The Burning of the Clocks is a winter solstice tradition that sees a 1,500-strong crowd with their lanterns parade through the streets of Brighton on the longest night of the year, December 21st.
The annual event has been going since 1994 and is created and run by Same Sky, one of the largest community arts organisations in the southeast.
Lantern kits go on sale in mid November. They cost £30 and with it you get enough bendable willow to create two lanterns, tissue paper, glue and black paper to decorate it with. You also get four wristbands that will allow you and your group into the parade as well as a ring-side spot for the all-important lantern burning and firework show later on.
Crowds assemble on New Street on Brighton’s fashionable ‘Lanes’ area around 6pm.
Each year there’s a theme. In 2018 it was ‘remembrance’ and lanterns were decorated accordingly.
Crowds line the streets and the lanterns are taken on a circuitous route through the city and on towards the beach.
The lanterns come in various shapes and sizes but there was indeed a clock or two to be burned. The clock symbolises the passing of time, the longer days to come and, in pagan tradition, fire has long been associated with rebirth and renewal.

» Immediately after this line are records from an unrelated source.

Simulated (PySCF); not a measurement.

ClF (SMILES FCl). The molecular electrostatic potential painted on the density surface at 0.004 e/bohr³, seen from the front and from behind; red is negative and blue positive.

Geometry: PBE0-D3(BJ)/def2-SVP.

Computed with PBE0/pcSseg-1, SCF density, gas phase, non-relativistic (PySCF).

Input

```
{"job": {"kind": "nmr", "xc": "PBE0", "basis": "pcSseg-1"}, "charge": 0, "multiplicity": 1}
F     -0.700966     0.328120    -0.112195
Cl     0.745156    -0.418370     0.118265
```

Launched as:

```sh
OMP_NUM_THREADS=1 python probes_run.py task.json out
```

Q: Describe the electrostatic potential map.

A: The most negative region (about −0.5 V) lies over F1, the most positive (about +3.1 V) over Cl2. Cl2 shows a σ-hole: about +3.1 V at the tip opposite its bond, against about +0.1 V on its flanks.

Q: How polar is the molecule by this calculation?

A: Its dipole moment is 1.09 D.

This year’s winter solstice coincided with a full moon, which occasionally managed to peek out from behind the clouds. This is a rare occurrence indeed and won’t happen again until 2094!
Once on the seafront, each lantern is handed over and passed down to the bonfire.
When all the lanterns are in, it’s time to light the bonfire.
It doesn’t take long for the willow and tissue paper to burn. It’s then time for fireworks…
Everyone assembled along Marine Drive but some got better seats than others.